Monday, Oct. 11, 1976
Doing It Just One More Time
By Roger Kahn
The fighter sat in semidarkness, talking in an urgent whisper. When you sit with Muhammad Ali, he talks in whispers. He knows that when the heavyweight champion speaks softly, you strain to hear.
"Why are you fighting this fight?" I asked. "Why are you going on?"
Rays of late afternoon sunlight angled against an off-white wall. Ali, who wore black, had positioned himself in darkness.
"To do good works," he said. "I helped a Jewish nursing home. You know I go in the ghettos. Two, three days after this fight, I may be on the South Side of Chicago talking with people. What heavyweight champion before ever done that?" Ali stroked his brows, which are unmarked for all the punches crashed against them. "I gives a lot away. I got a mission. God, if there is a God, he's gonna judge me. That's when I die. And I'm gonna die. Sonny Liston. He died."
I nodded.
"And you," Ali said. "You gonna die. Jimmy Cannon, he was once sitting right where you are, and he died. You ever think about that?"
I had driven cheerfully into the Catskill Mountains, the gefilte fish capital of the cosmos, to observe two black men readying themselves for a fight at Yankee Stadium. The Ali I remembered was brave, young and handsome, and as remote from death as spring. But now this man had turned contemplative and grave. He was telling me something with great subtlety. Muhammad Ali was dying as a fighter.
Ken Norton, 31, the opponent, is child of the black middle class, a star in two dreadful movies and the possessor of a body that Irving Rudd, a boxing publicist, called "mythologically hewn."
No rancor separated the fighters. Ali had been guaranteed $6 million. Norton would earn $1 million. Sept. 28 was payday, but as they worked toward summits of conditioning, the world yawned. Ali is proud of his ability to sell tickets, and at the public prefight physical, he staged a vulgar, raucous demonstration.
"You a nigger," he screamed at Norton, in a meeting room at Grossinger's hotel. "You a yellow nigger. And your movies are bad." Ali lifted a poster displaying a photo of Norton that had appeared in the Village Voice. Posed next to a sink, Norton wore only a jock.
"You are a disgrace to athletics," Ali shouted. "You are a disgrace to your race. You are a disgrace to your country, posing for a picture with your balls hanging out."
Norton ignored the champion, and a doctor in a yellow and black sport jacket took pulses and blood pressure; complaining that he could not do his work unless Ali quieted down. Ali signaled to his retinue, and presently his seconds and Norton's seconds were calling each other flunkies.
"Both men are in superb condition," announced Harry Kleiman, the doctor.
"When Ali gets beat, you go on welfare," cried one of Norton's people.

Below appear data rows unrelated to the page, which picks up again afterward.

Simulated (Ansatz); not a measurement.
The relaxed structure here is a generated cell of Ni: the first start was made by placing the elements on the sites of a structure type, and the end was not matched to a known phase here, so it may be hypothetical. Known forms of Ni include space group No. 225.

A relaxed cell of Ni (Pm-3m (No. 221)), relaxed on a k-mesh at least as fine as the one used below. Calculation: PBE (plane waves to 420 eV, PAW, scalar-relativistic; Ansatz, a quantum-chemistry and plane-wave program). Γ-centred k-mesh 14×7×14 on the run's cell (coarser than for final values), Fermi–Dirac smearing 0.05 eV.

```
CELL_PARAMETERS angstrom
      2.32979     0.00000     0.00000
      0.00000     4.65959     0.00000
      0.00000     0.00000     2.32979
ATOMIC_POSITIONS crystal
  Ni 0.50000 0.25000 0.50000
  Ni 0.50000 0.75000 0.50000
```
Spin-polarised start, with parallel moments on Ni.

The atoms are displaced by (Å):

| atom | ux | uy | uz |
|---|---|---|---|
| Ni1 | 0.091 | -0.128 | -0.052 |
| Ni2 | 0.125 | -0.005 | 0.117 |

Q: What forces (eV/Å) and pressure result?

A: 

"You are just a nigger," said Ali's man, Drew Brown.
The champion's eyes showed merriment. Privately he had given Joe Louis $10,000 to spend two weeks with him at the Concord Hotel. Publicly he refused to notice Louis wince whenever the word "nigger" rang out.
Such alternations tax credulity, except for this: he is the champion and he is locked into a style. He turned professional during the last days of Dwight Eisenhower's Administration, and he has fought well, sometimes brilliantly, through five presidencies. Young, he was Cassius Clay, the "Louisville Lip," establishing himself with his fists, his doggerel and his outrageous predictions. Now, four months away from his 35th birthday, he is Muhammad, the Muslim minister, pledged to peace and God. But he is also a great ticket salesman. If vulgarity sells tickets, let it be.
Fight night broke chilly, and for all of Ali's noise, only 30,000 people appeared in the cavernous stadium. There was more violence outside the ring than in. Ali still moves with a lithe beauty, but he no longer punches in flurries. He had predicted, "Norton must fall in five." After five rounds, Norton stood strong. Across the whole fight, neither staggered the other. Ali reddened Norton's face. Norton bloodied Ali's nose. Eight-year-olds would do more.
Norton appeared to win narrowly, but a law of boxing holds that no heavyweight champion can lose by a narrow decision. Dutifully, the referee and two judges gave the fight to Ali. Dutifully, Norton's manager protested. Norton wept in frustration. Ali stole off into the night, frightened by hoodlums clawing at the windows of his car.
"Not exactly your classic fight," I said to Harold Conrad, a boxing scholar, engaged by Ali as a personal aide.
"Dorian Gray," Conrad said. "The face is still beautiful, but what's gone on inside the body? The kidney punches. Shots to the liver. That stuff, and time, have taken a toll. It just doesn't show on the champion's face."
"This isn't the fighter who took on Joe Frazier in 1971."
Conrad puffed a cigarette. "Nobody," he said, "makes love as well as he did five years ago."
Ali sees his future in evangelism. He would become a cross between Billy Graham and William Jennings Bryan. To do that, to take care of his children and his divorces, to work his private charities, he has calculated that he needs $83,000 a month. That is why he has gone on boxing with eroded skills. That is why, his mind heavy with death, he shouted nigger into the face of a decent man like Kenny Norton.
But three days after the fight, Ali was not on the South Side of Chicago. He was in Istanbul. The dullness of his performance had sunk in. "As of now," he announced, "I am quitting boxing and will devote all my energy to the propagation of the Muslim faith."
He meant it. He means a lot of what he says. But six months from now, when he is hoarse from preaching and someone offers him $10 million to fight George Foreman, we will behold a mighty crisis of faith.